This paper is a victory for Deep Learning, but with a catch: You need good data.
If you have a cheap, low-resolution scan, a simple computer program works fine. But if you want to build a "digital twin" of a forest to manage it perfectly, you need high-resolution, multi-colored laser scans and a powerful 3D AI to interpret them.

The researchers also built a crowdsourcing app (like a game where people walk in the forest and tag trees on their phones) to gather the massive amount of "ground truth" data needed to train these super-AIs. It's a bit like training a dog: you can't just tell it what a "tree" is; you have to show it thousands of examples until it figures it out. This study proved that with enough examples and the right "flashlight," computers can finally learn to see the forest for the trees.

1. Problem Statement

Accurate tree species classification at the individual tree level is critical for climate-smart forestry, biodiversity preservation, and sustainable wood supply chain management. While Airborne Laser Scanning (ALS) is the standard for forest inventory, accurate species identification remains challenging, particularly for:

Rare or under-represented species (e.g., aspen, oak, alder) in class-imbalanced datasets.
Species with similar structural and spectral characteristics.
Sparse point clouds where geometric features alone are insufficient.
The lack of comprehensive benchmarks comparing traditional machine learning (ML) against deep learning (DL) methods on high-density multispectral data.

2. Methodology

2.1 Data Acquisition and Datasets

The study utilized two distinct multispectral ALS datasets from a peri-urban study area in Espoonlahti, Finland, covering 9 tree species (Pine, Spruce, Birch, Maple, Aspen, Rowan, Oak, Linden, Alder):

High-Density Dataset (HeliALS): Acquired using a custom FGI-developed system with three scanners (1550 nm, 905 nm, 532 nm) at a flight altitude of 100m. Point density: >1,000 pts/m² (specifically ~1,300 pts/m²).
Sparse Dataset (Optech Titan): Acquired using a commercial Optech Titan system at 700m altitude. Point density: ~35 pts/m².
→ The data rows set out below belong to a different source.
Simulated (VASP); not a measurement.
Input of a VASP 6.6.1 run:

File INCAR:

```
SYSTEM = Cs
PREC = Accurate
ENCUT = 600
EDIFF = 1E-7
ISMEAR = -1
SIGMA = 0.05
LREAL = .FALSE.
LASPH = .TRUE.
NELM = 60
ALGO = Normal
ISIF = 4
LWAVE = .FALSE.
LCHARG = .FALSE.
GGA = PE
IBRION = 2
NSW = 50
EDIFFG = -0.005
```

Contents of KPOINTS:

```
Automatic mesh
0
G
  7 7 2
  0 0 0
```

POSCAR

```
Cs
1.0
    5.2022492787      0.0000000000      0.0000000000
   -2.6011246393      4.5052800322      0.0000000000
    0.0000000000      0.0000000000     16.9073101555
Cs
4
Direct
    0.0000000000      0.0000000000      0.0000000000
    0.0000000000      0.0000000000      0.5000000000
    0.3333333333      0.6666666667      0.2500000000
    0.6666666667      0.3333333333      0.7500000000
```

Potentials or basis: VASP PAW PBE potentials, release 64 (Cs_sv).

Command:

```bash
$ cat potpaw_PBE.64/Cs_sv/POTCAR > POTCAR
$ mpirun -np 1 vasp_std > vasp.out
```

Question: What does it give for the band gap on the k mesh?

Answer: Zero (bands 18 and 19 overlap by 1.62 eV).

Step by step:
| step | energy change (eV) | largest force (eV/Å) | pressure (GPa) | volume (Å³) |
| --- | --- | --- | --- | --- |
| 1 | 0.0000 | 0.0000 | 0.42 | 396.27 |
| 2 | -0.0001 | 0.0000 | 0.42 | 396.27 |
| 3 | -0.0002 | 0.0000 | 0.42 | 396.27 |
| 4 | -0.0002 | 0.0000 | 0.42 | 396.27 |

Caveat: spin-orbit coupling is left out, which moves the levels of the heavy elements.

2.2 Reference Data Collection

A high-quality ground-truth dataset was established using a novel browser-based crowdsourcing tool.

Total Segments: 6,326 tree segments.
Process: Field surveyors annotated segments using GNSS and orthophotos. An expert verification phase corrected initial crowd classifications, particularly for minority species.
Split: 1,065 segments for training and 5,261 for testing (benchmark contest). A larger "scaling analysis" dataset of 6,257 segments was used for error scaling studies.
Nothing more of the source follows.